July 22 (Bloomberg) -- Sony Music Entertainment and other major music companies persuaded a federal court in Orlando, Florida, to narrow a copyright-related suit brought by Alticor Inc. and its Amway unit.
The case, filed in April 2014, is related to an earlier dispute between the music companies and the Amway direct-selling unit. According to court papers, Amway and its independent distributors were accused of making unauthorized use of music in videos promoting Amway products. That dispute was settled in 1998.
Alticor filed the suit saying the music companies violated the settlement by ambushing it with hundreds of copyright-violation allegations. The Ada, Michigan-based company sought a declaration that the company wasn’t liable for infringement in the videos at issue. The music companies asked the court to dismiss the case.
In a July 18 order, U.S. District Judge Roy B. Dalton Jr. dismissed two parts of the complaint, saying the music companies’ motion to dismiss the entire complaint was premature. He said Alticor satisfied its obligations to identify terms of the 1998 agreement allegedly breached by the music companies.
The case is Alticor Inc., v. UMG Recordings Inc., 14-cv-00542, U.S. District Court, Middle District of Florida (Orlando).
For more copyright news, click here.
For patent news, click here.
Hells Angels Settles Infringement Suit Over Young Jeezy Clothing
Hells Angels Motorcycle Corp., an organization that has filed more than a dozen trademark-infringement suits in the past decade, settled a dispute with the clothing line owned by the performer known as Young Jeezy.
The motorcycle club sued Young Jeezy 8732 Apparel LLC in federal court in Sacramento, California, in October 2013, claiming the line infringed the club’s winged death head and patch design trademarks.
Dillard’s Inc., the Little Rock, Arkansas-based department store chain, was also named as a defendant for allegedly selling the infringing merchandise.
No terms of the settlement were disclosed in the July 18 court filing.
The case is Hells Angels Motorcycle Corp. v. Young Jeezy 8732 Apparel LLC, 13-cv-02242, U.S. District Court, Eastern District of California (Sacramento).
University Of Arkansas Registers ‘Woooooooo’ Hog-Calling Cheer
The University of Arkansas registered a call used to summon swine, and cheer on the school’s sports teams, as a trademark.
According to the database of the U.S. Patent and Trademark Office, on July 1 the school registered “Woooooooo. Pig. Sooie! Woooooooo. Pig. Sooie! Woooooooo. Pig. Sooie! Razorbacks!”

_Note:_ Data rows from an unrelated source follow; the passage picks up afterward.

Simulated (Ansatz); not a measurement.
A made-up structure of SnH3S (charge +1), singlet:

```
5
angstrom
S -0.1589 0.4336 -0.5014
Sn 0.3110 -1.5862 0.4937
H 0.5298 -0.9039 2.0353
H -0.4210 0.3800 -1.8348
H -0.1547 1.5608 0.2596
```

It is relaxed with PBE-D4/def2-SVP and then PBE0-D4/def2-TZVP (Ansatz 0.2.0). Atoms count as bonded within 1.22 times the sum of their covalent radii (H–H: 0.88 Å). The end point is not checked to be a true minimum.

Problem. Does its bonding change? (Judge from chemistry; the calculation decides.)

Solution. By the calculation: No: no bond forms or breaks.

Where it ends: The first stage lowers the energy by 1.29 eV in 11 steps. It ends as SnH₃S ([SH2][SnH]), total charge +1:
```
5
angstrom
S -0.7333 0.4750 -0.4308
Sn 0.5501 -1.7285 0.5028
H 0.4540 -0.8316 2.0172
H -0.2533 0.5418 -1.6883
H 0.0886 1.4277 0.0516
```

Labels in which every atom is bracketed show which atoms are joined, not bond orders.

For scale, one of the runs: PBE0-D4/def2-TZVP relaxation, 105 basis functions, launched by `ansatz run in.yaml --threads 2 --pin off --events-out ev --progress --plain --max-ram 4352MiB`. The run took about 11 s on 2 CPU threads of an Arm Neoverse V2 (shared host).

The school’s football team is known as the Razorbacks, a term also used to describe feral pigs.
For more trademark news, click here.
Trade Secrets/Industrial Espionage
Physician Group Opposes Maryland’s Draft Fracking Proposal
Chesapeake Physicians for Social Responsibility, a organization of Maryland doctors, is seeking disclosure of chemical formulas used in the hydraulic fracturing process used for natural-gas drilling in the state, the Cumberland Times-News reported.
The doctors’ group is working with a coalition of health and environmental organizations in opposing a draft proposal by the Maryland Department of the Environment to keep the chemical information confidential, the newspaper reported.
Drew P. Cobbs of the Maryland Petroleum Council, an oil-industry trade group, told the Times-News that many companies are already disclosing the ingredients in fracking fluid, while keeping the proportions confidential.
Quest Nutrition’s Sweetener Suit Against LSU Dismissed
Quest Nutrition LLC’s patent case against Louisiana State University over the development of a sweetener was dismissed by a federal court in Los Angeles.
The El Segundo, California-based company said in its pleadings that it had contacted LSU to consult over an invention of a potential new sweetener. The company said the school violated its confidentiality and nondisclosure agreement and asked the court to declare that it was the owner of a patent application the school filed on the sweetener.
It also accused the school of breach of contract and asked for a court order barring further disclosure of its confidential information.
A federal court granted the school’s motion to dismiss the case, saying questions of patent ownership and breach of contract properly belonged to state court.
Additionally, the court found that while federal law permits cases in its court when the parties are citizens of two diverse jurisdictions, the state didn’t qualify as a “citizen.”
The case is Quest Nutrition LLC v. Board of Supervisors of LSU Agricultural & Mechanical College, 14-cv-02005, U.S. District Court, Central District of California (Los Angeles).